HPWorld 98 & ERP 98 Proceedings

Unix Performance Fundamentals.

By Jeff Kubler

Lund Performance Solutions


When investing money in the stock market every investor is obviously there for one reason -- TO MAKE MONEY! Who makes money? Well in today’s market everyone who diversifies and stays in for the long haul makes money. However, people usually envision, or at least would hope, for a much larger and quicker return. Very few do, and for those who do, how do they do it? They make money by understanding certain fundamentals, or leading indicators that allow them to see something before it happens. In the same way the good system manager can learn to understand certain fundamentals and anticipate future changes. This way the system manager can be prepared beforehand with the additional resources necessary to meet demand or the new configuration or tuning that will allow continued adequate performance.

INTRODUCTION

This paper, "Unix Performance Fundamentals", will cover the four basic global areas of system performance. These will be discussed in order to provide an understanding of how they work, what metrics help evaluate their functionality best, what "rules of thumb" can use to determine when they are being over used, and what tuning tips will help get the most out of the system?

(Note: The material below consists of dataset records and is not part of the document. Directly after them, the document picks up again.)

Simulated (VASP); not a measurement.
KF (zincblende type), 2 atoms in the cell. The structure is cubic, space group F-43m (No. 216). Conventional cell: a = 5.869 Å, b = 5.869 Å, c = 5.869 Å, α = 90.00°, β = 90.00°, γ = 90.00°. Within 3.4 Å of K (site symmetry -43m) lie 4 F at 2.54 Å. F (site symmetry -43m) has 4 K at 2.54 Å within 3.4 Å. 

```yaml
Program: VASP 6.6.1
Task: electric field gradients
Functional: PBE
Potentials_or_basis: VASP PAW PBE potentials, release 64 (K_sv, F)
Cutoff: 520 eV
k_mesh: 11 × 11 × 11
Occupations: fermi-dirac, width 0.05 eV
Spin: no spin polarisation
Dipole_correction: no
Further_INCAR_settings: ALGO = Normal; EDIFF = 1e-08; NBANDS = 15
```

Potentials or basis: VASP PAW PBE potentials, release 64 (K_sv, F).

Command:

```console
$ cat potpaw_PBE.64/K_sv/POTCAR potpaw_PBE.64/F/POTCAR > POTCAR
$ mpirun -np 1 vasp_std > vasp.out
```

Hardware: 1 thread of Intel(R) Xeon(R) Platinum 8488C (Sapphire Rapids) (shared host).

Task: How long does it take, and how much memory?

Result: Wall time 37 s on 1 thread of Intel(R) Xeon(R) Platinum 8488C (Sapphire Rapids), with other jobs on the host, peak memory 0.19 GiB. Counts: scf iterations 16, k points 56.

Any successful information services department must evaluate performance. Companies, which experience growth often, find that demand now exceeds supply. When response time is no longer acceptable it is often too late to avoid a period of user complaints before the appropriate resource can be upgraded. Even in companies where growth is not a big factor there will be changes in the environment, normal degradation in data structures and problem processes that need to be addressed. Performance management is the key to keeping the level of hardware resources appropriate to the demand. It is also the key to keeping performance acceptable on a system that is not bottlenecked on a global resource.

Performance Management begins with understanding. Once the functionality of the four basic areas is understood there is a readiness to apply this knowledge to overall planning of resources, problem and crisis performance of specific applications and processes, and the identification of global bottlenecks.

BASICS

The first understanding of importance is the Response Time. This is the time between when a user makes a request and when the computer (really, the entire system -- network, disks etc.) are able to return the request. Response times are the bottom-line measurement of the job of the computer or IT manager. When Response times are too slow users complain and those complaints work their way up or down the corporate food chain. Then questions of response lead to questions of management and resources. Everyone wants to avoid this feeding frenzy. That’s why some type of system monitoring needs to take place. Otherwise you may find that some resource is close to saturation or has already reached a point of saturation. A common discussion used to explain what can happen to a resource is that of the "Knee in the Curve". Basically, a resource can be fine and highly utilized. Until one more request is made and suddenly that resource is over taxed. Response will increase suddenly once the "Knee in the Curve" area is reached. The following illustration helps point this out.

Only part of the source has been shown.